These days there are no visible traces of Aldercar Hall. Like so many houses it was demolished in the early sixties considered surplus to requirement and too near the expanding industrialisation of Heanor and Langley Mill. Now it is all but forgotten but was once the home of a wealthy industrialist.

There had been a previous house on the site but the last one was built by Thomas Burton in in 1668. By 1712 it was owned by the Milnes family and a century later was the home of Rev. John Smith.

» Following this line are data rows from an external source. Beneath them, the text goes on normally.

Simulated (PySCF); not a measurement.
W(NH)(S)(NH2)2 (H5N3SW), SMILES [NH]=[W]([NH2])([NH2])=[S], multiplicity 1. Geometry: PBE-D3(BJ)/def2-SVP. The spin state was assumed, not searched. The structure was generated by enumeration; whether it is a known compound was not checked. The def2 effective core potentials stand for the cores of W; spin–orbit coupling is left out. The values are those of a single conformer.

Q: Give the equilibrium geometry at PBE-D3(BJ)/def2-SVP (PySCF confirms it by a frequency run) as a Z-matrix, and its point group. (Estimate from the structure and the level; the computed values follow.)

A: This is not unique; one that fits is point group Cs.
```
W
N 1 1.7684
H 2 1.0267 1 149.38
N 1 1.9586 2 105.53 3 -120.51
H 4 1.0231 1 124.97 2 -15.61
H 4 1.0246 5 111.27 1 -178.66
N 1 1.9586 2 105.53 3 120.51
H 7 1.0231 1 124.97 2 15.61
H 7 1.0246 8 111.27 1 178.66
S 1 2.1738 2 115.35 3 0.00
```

By 1881 Aldercar Hall was in the hands of Francis Beresford Wright (1838-1911), the son of Francis Wright of Osmaston Manor, described as an ‘iron and coal proprietor of the Butterley Company, J.P. for the County of Derby, M.A. Cambridge, farmer of 295 acres’.¹

The Butterley Company was founded as Benjamin Outram and Company in 1790 and became one of the largest producers of iron in the country. One of its most famous contracts was providing iron for the Barlow Train Shed at St Pancras Station.

Francis Bereford Wright
Francis Beresford Wright (My Heritage)

Despite improving the property Francis Beresford Wright lost interest in Aldercar Hall and made Wootton Court in Warwickshire the family home in 1882.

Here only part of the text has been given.